On the evening of July 16, 1940, Thomas D. (for Democrat) Garry sat sweating in front of a microphone in the basement of Chicago Stadium. Garry, Chicago’s Superintendent of Sewers, had orders from his boss, Mayor Edward Kelly, to use his leather lungs to shout out, on cue, three words over and over. Above Garry’s head, Kentucky Senator Alben Barkley was finishing the keynote address to the delegates at the 1940 Democratic National Convention. The signal for Garry to shout his three words would come after Barkley finished reading a statement from the President of the United States.

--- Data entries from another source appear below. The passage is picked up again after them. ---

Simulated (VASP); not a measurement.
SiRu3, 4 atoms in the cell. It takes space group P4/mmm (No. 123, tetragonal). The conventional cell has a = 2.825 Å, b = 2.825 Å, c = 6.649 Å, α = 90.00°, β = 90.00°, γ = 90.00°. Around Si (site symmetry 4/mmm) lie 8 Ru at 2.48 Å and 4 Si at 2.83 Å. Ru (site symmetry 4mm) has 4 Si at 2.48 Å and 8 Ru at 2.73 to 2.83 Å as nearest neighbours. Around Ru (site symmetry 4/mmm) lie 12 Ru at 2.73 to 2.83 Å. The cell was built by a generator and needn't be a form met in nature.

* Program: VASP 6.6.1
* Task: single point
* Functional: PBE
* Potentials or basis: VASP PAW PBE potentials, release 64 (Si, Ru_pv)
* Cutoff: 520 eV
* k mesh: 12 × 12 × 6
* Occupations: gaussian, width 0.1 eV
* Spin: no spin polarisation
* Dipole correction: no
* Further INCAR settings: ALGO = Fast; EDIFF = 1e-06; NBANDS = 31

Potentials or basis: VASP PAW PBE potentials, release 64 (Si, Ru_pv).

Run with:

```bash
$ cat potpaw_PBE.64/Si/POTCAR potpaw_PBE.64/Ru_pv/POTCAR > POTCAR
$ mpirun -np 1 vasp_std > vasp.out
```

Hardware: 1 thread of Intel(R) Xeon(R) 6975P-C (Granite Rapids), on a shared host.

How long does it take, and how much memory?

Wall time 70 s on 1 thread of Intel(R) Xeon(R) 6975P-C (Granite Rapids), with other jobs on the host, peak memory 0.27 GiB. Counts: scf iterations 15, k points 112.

In 1796, at the end of his second term, President George Washington announced that he would not seek a third term. For the new republic, Washington’s decision set a precedent — an unwritten law for future chief executives to quit after two terms. Washington’s successor John Adams served only one term, so it fell to Thomas Jefferson to carry on the tradition at the end of his second term, which he did. Presidents James Madison, James Monroe, Andrew Jackson, Ulysses S. Grant, and Grover Cleveland all served two full terms and upheld the tradition of declining a third term. In 1908 Theodore Roosevelt followed in their footsteps, but four years later he ran for a third term on a third party ticket. TR lost and in the process split the Republican vote, electing Democrat Woodrow Wilson who would himself become a two-term president and a respecter of the two-term tradition. Then came 1940 and FDR.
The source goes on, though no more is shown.